K3S Installation

K3S is a lightweight kubernetes built for IoT and edge computing, provided by the company Rancher. The following picture shows the K3S architecture (source K3S).

K3S Architecture

In K3S all kubernetes processes are consolidated within one single binary. The binary is deployed on servers with two different k3s roles (k3s-server or k3s-agent).

k3s-server: starts all kubernetes control plane processes (API, Scheduler and Controller) and worker proceses (Kubelet and kube-proxy), so master node can be used also as worker node.
k3s-agent: consolidating all kuberentes worker processes (Kubelet and kube-proxy).

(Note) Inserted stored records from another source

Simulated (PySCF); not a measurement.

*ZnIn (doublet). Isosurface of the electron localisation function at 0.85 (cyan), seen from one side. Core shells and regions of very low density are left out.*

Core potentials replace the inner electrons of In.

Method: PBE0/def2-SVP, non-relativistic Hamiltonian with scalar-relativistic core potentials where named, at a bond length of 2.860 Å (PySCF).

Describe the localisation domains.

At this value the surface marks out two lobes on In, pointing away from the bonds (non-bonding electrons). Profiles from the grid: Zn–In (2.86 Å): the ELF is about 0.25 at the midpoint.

Control-plane nodes will be configured so no load is deployed in it.

Nodes preconfiguration

Step 1: Enable iptables to see bridged traffic

Load br_netfilter kernel module an modify settings to let iptables see bridged traffic

  cat <<EOF | sudo tee /etc/modules-load.d/k8s.conf
  br_netfilter
  EOF
    
  cat <<EOF | sudo tee /etc/sysctl.d/k8s.conf
  net.bridge.bridge-nf-call-ip6tables = 1
  net.bridge.bridge-nf-call-iptables = 1
  EOF

  sudo sysctl --system

Step 2: Disable swap memory (only x86 nodes)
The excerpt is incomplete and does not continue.